But that's only for admins to see that from ucf's new option output and
act accordingly.

> And then you would need all packages to switch to ucf. Which AFAIU
> requires maintainer scripts which is something people would like to
> avoid as well. (To be fair: alternatives also require packaging
> changes.)

That's one of my points: this thread is already considering to ask
everybody to be doing something about it...

> > Put another way: it's not the presence of files in /etc that poses
> > problem. It's not having the shipped version at hand for comparing it.
> > Let's fix that rather than dropping something which is useful to admins.
> > 
> > > It also avoids the problem of removed-but-not-purged packages.
> > 
> > With files copied into /etc, you will still have configuration files
> > lying around, and *not tracked*.
> 
> That problem doesn't exist if you don't copy unneeded files to /etc.

When removing a package, it should be completely fine to remove the
configuration files when it is noticed that they have not been modified.

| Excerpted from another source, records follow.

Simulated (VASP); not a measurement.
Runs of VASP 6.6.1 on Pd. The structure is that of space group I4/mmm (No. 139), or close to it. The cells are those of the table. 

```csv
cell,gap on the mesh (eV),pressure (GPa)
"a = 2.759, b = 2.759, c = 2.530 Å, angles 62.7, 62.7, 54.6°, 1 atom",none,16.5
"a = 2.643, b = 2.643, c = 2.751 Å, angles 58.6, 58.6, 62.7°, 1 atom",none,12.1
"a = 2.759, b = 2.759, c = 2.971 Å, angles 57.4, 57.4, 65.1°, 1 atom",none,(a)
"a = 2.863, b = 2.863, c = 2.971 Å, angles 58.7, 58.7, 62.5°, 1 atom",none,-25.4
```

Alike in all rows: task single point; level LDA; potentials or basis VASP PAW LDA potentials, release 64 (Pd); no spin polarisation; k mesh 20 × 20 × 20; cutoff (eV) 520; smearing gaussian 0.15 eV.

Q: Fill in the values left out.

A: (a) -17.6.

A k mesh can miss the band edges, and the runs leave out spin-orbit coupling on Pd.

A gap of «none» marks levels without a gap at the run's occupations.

> Copying files to /etc and then writing logic to filter those out of
> some comparisons seems more complicated than just not copying needed
> stuff. It also means I don't have to use a special program to see what
> changed.

It seems way more often to me that I want to easily inspect/modify/amend
the configuration in /etc (without having to look whatever other place
to find out about the default configuration) than checking what changes
I have made to /etc which I may not want any more. And thus having a
special program for the latter looks completely fine to me. That's what
people do with etckeeper and such already.